By Joyce Alexander, RNP (retired)
Sometimes I have felt like I was totally alone in having a son (child) who was capable of horrible things. Sometimes I have felt like I was alone in turning my son in to police for the crimes he committed. Though the crime I turned my son in for was for theft, I still felt alone in doing so, and was criticized by people, even family members, for doing it.
However, two recent stories have ripped my heart out. I had been following the case of the missing 12 year old New Jersey girl, but the alleged murderers were caught and charged. Their mother turned them in to police. Here is the most recent news:
Teens accused of killing Clayton 12-year-old Autumn Pasquale showed two sides to town residents, on PressOfAtanticCity.com.
And then there’s the awful case from Colorado of the missing girl whose body was found dismembered:
Jessica Ridgeway murder suspect confessed to mother, sources say, on ABCNews.Go.com.
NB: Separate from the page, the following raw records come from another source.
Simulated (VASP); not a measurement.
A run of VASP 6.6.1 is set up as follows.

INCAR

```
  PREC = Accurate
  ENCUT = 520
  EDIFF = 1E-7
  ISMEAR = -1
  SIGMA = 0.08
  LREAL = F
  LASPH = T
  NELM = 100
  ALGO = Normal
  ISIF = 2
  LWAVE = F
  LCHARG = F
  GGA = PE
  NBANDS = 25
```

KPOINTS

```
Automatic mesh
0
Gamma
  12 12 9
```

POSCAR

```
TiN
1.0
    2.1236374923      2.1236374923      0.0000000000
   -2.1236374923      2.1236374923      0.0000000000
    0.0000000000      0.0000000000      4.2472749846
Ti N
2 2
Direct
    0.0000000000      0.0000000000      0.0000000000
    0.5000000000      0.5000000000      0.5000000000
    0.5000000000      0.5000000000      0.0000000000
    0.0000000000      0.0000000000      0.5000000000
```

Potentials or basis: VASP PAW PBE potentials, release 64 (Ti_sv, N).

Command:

Even I can’t even imagine just what courage it took for those mothers to contact police to tell them they thought their sons were the guilty parties in such horrible crimes.
My son accused of murder
When the Sgt. Joe Decorte contacted me to tell me that my son Patrick was arrested for murdering Jessica Witt, age 17 in January 1992, I went immediately into denial. It could not be true! I locked myself in my house for three months, seeing no one except the family that lived with me and my mother and my step-father, taking no telephone calls and refusing to believe what Sgt. Decorte had told me, yet knowing it was probably true. I wished I could change places and have my son dead and the girl in jail for his murder.
Of course Patrick, when he would call me collect from the jail where he was being held, denied he had anything to do with the crime ”¦ later I found out, when I finally read the police report nearly 20 years later, that he actually gave a statement and admitted to the police that he had killed her. Even after his trial, when his attorney told me what the “evidence” against him presented at the trial was (he couldn’t tell me what Patrick had told him in confidence was), I still didn’t want to believe.
Would I, on the basis of a Facebook page, have called police? I wish I could say yes, but I’m not sure what I would have done. I do know that when I saw evidence with my own eyes that my son had stolen, I turned him in, also knowing that as a juvenile, he would only have gotten a sealed record and a “slap on the wrist” that I hoped would “scare him straight.”
While I feel great sorrow for the parents of the murdered girls, I also feel great compassion for the mothers of the boys who allegedly committed these crimes. I feel great compassion that they were put in such situations that they were required by their own moral compasses to pick up the phone and call the police and turn in their own sons for possibly being the killers of these young girls.
No matter how “bad” our situation is, there are always those that are equally as bad, or worse. There are always others who are suffering as we suffered because of “man’s inhumanity to man,” and because of the acts of horror committed by those we love or to those we love.
Each act of evil committed by any person (psychopath or not) not only affects the actual victim, but those who loved the victim, and also by those who loved the abuser.
Right now there are approximately two million people in prison and five million on parole or probation for crimes of various levels. Statistics and research show that a high percentage of people in prison are psychopaths, or at least very high on the psychopath check list-revised. Each of those criminals has victims, and the victims have families, but the criminals also have families who are saddened or destroyed by the crimes of those they love. The waves of pain radiate out like ripples from a pebble thrown into a pond.
We are not alone in being the victims of evil people, and we are not alone if we are among those who love(d) those evil abusers.